Tuesday, December 7, 2010

We went to Daimaru on the weekend, where she bought couverture mice and fingered clothes by Australian designers that I wonder what happened to. She taught me to drink coffee without sugar and that two is safer than one. We went to Hudsons on Elizabeth St and sat in the sweltering upstairs area drinking caramel and hazelnut lattes, making up band names and fake gothic poetry.

The map of that place is etched in my head, with the places we were too young to visit, for girls older than us. The shops we went to, monitoring the metal section and which CDs had been bought during the week. Wondering who bought them, and where we could find them. Him.

I needed her then, and despite the distance between me and everybody else in those years, it was the closest I’ve ever been to another girl. I wished I was her, with her taste and sensibility. Orange was her favourite colour and all her things were her, to a tee. Psychology and dreams, basketball, and the way her dad liked Rush. I didn’t have a favourite colour or style or thing that I did. I did my homework and gritted my teeth a lot, waiting for high school to be over so everything could be less intolerable.

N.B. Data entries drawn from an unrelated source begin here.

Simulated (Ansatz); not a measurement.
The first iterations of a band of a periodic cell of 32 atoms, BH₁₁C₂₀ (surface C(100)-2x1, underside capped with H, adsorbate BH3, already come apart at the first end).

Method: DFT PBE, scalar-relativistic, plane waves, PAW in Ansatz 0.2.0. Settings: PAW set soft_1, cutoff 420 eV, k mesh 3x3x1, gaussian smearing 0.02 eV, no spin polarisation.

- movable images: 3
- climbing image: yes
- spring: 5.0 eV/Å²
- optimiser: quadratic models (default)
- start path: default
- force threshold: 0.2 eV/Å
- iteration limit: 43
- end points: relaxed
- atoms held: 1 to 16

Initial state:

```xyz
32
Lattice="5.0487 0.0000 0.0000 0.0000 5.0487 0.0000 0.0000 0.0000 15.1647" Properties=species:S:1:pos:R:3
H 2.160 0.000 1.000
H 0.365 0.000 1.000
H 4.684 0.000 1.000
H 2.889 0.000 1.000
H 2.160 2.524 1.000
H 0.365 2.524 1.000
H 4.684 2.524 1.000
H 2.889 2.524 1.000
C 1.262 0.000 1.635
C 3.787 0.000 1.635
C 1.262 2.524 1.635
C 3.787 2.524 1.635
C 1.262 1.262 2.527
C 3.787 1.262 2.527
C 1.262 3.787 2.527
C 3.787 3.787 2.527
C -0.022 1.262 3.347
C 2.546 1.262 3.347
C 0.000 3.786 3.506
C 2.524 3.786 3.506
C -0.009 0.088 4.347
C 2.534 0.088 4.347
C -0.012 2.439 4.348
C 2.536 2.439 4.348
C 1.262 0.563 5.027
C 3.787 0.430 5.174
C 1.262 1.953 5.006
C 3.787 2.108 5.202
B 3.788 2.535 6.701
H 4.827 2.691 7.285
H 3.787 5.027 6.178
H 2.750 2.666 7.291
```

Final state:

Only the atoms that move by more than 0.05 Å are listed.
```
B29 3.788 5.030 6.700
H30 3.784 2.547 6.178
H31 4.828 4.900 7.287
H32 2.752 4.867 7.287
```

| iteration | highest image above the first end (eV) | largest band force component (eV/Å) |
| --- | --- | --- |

Choosing things required a thorough self-interrogation. What would that mean, and what would that say about me? It wasn’t that I didn’t know who I was. It was that I wasn’t part of anything, close to or sheltered by anyone. It was an uphill battle and a desperate need to build a shell that meant I didn’t have to nail my colours to a mast. You can’t straddle social groups without a breezy self ease that I used to think I would discover one day.